Boxing Day Reality Check: What Christmas Actually Cost You
The gifts are opened, the tourtière is finished. Before you hit the Boxing Day sales, let's calculate what the holidays actually cost and plan for 2026.
Boxing Day in Canada. The biggest shopping day of the year—and also the perfect day to stop and ask: what did the holidays actually cost me?
Before you line up for doorbuster deals, let's look at the numbers from the past month.
The Average Canadian Christmas Spend
Canadians spend an average of $1,500-$2,000 CAD on the holidays. Here's where it typically goes:
| Category | Average Spend |
|---|---|
| Gifts | $600-900 |
| Food & entertaining | $300-400 |
| Travel | $200-400 |
| Decorations | $75-150 |
| Holiday clothing | $100-150 |
| Charitable donations | $100-200 |
Hidden costs: Shipping fees, gift wrapping, premium grocery items, the LCBO run, parking at the mall, extended warranties pushed at checkout.
Time to Face the Numbers
Open your banking app and calculate:
- Chequing account - All December spending
- Credit cards - Compare balance to November 30
- Buy Now Pay Later - Afterpay, PayBright, Klarna
- Line of credit - Any draws this month?
Add it up. No judgment—just information.
If You're Carrying Holiday Debt
Nearly 40% of Canadians take on debt over the holidays. The question isn't whether you spent too much—it's what happens next.

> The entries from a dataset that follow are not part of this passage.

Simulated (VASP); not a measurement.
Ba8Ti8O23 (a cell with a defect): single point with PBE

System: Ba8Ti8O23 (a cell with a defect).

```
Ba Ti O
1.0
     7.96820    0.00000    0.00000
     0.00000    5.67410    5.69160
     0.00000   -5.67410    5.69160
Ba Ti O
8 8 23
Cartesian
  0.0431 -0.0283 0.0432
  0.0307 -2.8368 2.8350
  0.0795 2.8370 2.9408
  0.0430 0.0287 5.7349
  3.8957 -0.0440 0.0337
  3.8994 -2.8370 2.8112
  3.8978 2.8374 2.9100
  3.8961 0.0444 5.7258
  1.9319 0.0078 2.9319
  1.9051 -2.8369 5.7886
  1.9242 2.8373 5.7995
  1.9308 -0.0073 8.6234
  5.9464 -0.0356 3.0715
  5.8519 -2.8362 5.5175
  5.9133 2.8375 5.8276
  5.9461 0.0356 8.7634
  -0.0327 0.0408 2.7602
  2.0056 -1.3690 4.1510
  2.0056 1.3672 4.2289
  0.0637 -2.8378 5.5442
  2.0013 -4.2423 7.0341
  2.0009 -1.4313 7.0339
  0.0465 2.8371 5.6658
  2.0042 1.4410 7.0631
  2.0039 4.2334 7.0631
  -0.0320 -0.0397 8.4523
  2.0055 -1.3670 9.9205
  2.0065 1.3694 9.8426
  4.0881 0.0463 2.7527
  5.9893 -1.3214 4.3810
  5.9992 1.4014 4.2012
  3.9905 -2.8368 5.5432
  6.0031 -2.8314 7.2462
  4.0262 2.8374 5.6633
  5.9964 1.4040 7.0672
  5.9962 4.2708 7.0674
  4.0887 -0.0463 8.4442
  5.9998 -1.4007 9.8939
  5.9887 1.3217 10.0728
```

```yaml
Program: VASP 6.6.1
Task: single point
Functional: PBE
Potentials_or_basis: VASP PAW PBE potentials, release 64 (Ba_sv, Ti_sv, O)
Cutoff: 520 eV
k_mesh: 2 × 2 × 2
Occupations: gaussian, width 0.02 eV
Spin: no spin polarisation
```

The minimum payment reality:
$2,000 credit card balance at 20% interest:
- Minimum payment: ~$50/month
- Time to clear: 6+ years
- Total interest paid: $1,400+
You'd pay almost 70% extra in interest alone.
Better approach: Fix your payment at $200/month. Clear it in 11 months. Pay ~$180 in interest instead of $1,400.
Calculate your debt payoff timeline →
The Boxing Day Trap
Here's the irony: Boxing Day sales tempt us to spend more right after overspending.
Before you buy:
- Did I want this before seeing the sale price?
- Would I buy it if it wasn't on sale?
- Is my credit card balance already higher than I'd like?
A $300 TV marked down to $150 isn't saving $150—it's spending $150.
Your Post-Holiday Financial Reset
This Week (Yes, Starting Today)
- Calculate total holiday spending - Everything, no exceptions
- Set a payoff date - Write it down
- Process returns - Most stores extend return windows in January
- Sell unwanted items - Kijiji, Facebook Marketplace, Poshmark
January
- No-spend first week - Use what you have
- Cancel free trials - The ones from holiday shopping promotions
- Review subscriptions - How many streaming services do you need?
- Max out TFSA room - If you have cash sitting around
All Year
- Start a holiday fund - $125/month = $1,500 by December
- Agree on gift limits - Talk to family now while memories are fresh
- Consider Secret Santa - Especially for extended family
The TFSA vs. Credit Card Math
Here's a thought: what if you invested instead of paying interest?
| Scenario | 10 Years | 20 Years |
|---|---|---|
| $1,500 in TFSA at 6% | $2,686 | $4,812 |
| $1,500 credit card debt at 20% | -$9,300 in interest | Why? |
Every dollar in interest is a dollar that can't work for you.
Calculate your investment growth →
The Holiday Sinking Fund
Best time to start: right now, while the pain is fresh.
| Monthly Saving | By December 2026 |
|---|---|
| $100 | $1,200 |
| $150 | $1,800 |
| $200 | $2,400 |
Set it up in a separate high-interest savings account. Automate it. Forget about it until November.
Run Your Numbers
- Debt Payoff Calculator - Plan your escape from holiday debt
- Canadian Salary Calculator - See your actual take-home
- Investment Returns Calculator - Project your savings growth
The Bottom Line
Boxing Day doesn't have to mean more spending. It can mean something better: the day you faced your holiday finances honestly and made a plan.
The deals will come around again. Financial clarity is the real gift you can give yourself today.